Sharpness testing, part 13

November 22, 2013 JimK Leave a Comment

Let’s review this sharpness testing project to date. My objective was a unified field test for sharpness, one that would conflate the effects of camera motion and vibration, lens focus errors, depth-of-field, field flatness, diffraction, and lens defects, and allow degradations from all these effects to be compared with a common yardstick. I succeeded in all but camera motion and vibration: strobe-lit images that would not show the effects of this tested unaccountably better than longer exposures lit with continuous lighting. I suspect changes in color of the lights as the problem, but I have no way to vary the brightness of my light source over a broad range while having the spectrum match that of strobe lighting.

So I had to come up with a way to measure camera motion and vibration independently. I chose to photograph an oscilloscope trace at a distance, so that the diameter of the focused phosphor dot was close to one pixel. As the front of the camera moved down the image of the dot on the sensor would move up, and as the front of the camera moved up, the image of the dot would move down. Having the dot move from left to right during the exposure would allow me to see during what portion of the shutter’s open period the vibrations occurred, and to see how long it took them to damp out.

That technique worked pretty well once I turned the oscilloscope intensity way down to make the spot small and started looking at the raw composite images to avoid interpolation artifacts. It allowed me to conclude, for the Nikon 800E with the Zeiss 100mm f/2 ZF lens attached, and a RRS TVC-34L Versa Series 3 tripod with RRS BH-55 ball head, that a 3 second delay after the mirror went up was sufficient to eliminate camera vibration as a problem, if a problem is defined as greater than a one pixel effect.

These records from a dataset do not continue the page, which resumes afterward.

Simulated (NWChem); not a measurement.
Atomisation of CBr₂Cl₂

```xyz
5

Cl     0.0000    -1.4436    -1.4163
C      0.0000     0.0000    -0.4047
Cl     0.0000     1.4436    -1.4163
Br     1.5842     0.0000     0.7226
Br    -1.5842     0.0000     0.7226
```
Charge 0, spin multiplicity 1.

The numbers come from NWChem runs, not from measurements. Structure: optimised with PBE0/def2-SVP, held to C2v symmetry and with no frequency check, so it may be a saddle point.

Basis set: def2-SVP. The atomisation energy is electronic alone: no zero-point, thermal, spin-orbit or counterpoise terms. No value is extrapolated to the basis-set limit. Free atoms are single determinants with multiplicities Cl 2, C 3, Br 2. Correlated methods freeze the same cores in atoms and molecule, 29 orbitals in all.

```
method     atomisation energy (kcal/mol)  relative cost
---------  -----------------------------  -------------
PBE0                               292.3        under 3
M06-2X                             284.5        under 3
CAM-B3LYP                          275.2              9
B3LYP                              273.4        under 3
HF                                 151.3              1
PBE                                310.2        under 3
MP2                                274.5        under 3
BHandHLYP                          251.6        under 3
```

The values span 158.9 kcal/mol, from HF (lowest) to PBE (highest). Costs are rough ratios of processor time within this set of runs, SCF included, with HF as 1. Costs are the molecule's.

So today, I turn to my new tool to answer an age-old photographic question: “Is raising the center column on your tripod a bad thing?” I can’t answer the question in general, but I can say that, for this particular tripod (with a really hefty center column), with all but the smallest legs sections extended, indoors on a vinyl-tile-over-concrete floor, with a D800E and the Zeiss 100 camera with a remote release and a three-second delay between mirror raising and shutter opening, raising the column, even all the way to the top, isn’t injurious to the images.

Column all the way down:

col bot

Column half way up:

col half

Column all the way up:

col top

All of the above are composite raw images, with no demosaicing. All are half-second exposures. The reason why there’s a ghost to the left of the beginning of the trace is that the phosphors in the oscilloscope take awhile to decay, and when the shutter first opens, it photographs the light emanating from phosphors that were lit by the ‘scope earlier. This doesn’t happen to the right of the trace.